A few weeks ago we told you about the short list for this years RIBA Stirling Prize. And once again our readers got it right, as the majority of your comments favorited Zaha Hadid’s MAXXI Museum in Rome, which has been announced as the winner of the prestigious british award.

My Ode to Zaha…
“How many great people in the world art history are known by their first names only? Think of it. Not too many. Offhand I can recall only four. Leonardo. Raphael. Michelangelo. Zaha.” http://bit.ly/azR1u5
Thats nice.
Only in architecture (and to stop that blasphemy of putting Zaha in the ninja turtles instead of Donnatelo):
- Siza;
- Gehry;
- Libeskind;
- Foster;
- Mies;
- Khan;
- Corbusier;
- Neutra;
- Venturi;
- Gaudi;
- Calatrava;
- Zumthor;
- Chipperfield;
- Aalto;
- Saarinen;
- Koolhas;
- idiot.
And thats only from the XX/XXI centuries.
lol. first name only. lol
Well of course, if her name was Anna, John or Jack I’m quite sure it would have been more difficult to remember it!

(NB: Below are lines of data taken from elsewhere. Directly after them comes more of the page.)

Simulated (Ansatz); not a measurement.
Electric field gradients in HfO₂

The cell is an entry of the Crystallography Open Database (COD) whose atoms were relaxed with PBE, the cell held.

What kind of logic is behind your way of thinking?
By the way I could list at least 1000 people more…
And by the way is not Raphael but Raffaello
kylie?
Hadid is a brilliant shaper of form, but her buildings are nothing if not arbitrary, and the combination of her fame and her flamboyant designs has insidiously led people to assume that female architects tend to favor shape-making over problem-solving.
http://www.newyorker.com/arts/critics/skyline/2010/02/01/100201crsk_skyline_goldberger
Echoes of an Academy Award for Scorsese for The Departed, anyone?
This is a masterpiece. It deserved it. It is a building that will be studied for years to come.
Hadid is a brilliant shaper of form, but her buildings are nothing if not arbitrary, and the combination of her fame and her flamboyant designs has insidiously led people to assume that female architects tend to favor shape-making over problem-solving.
http://www.newyorker.com/arts/critics/skyline/2010/02/01/100201crsk_skyline_goldberger
Have you been there?
That building is so clumsy. it doens’t create any urban relation with the surrounding (it was a lot of talk about that in the general idea of the project) and is not even finished according to the original project.
As an art space then, it has, to me, a lot of problem: acustic, distribution, circulation. It would have been more efficient as a shopping mall rather than as a museum.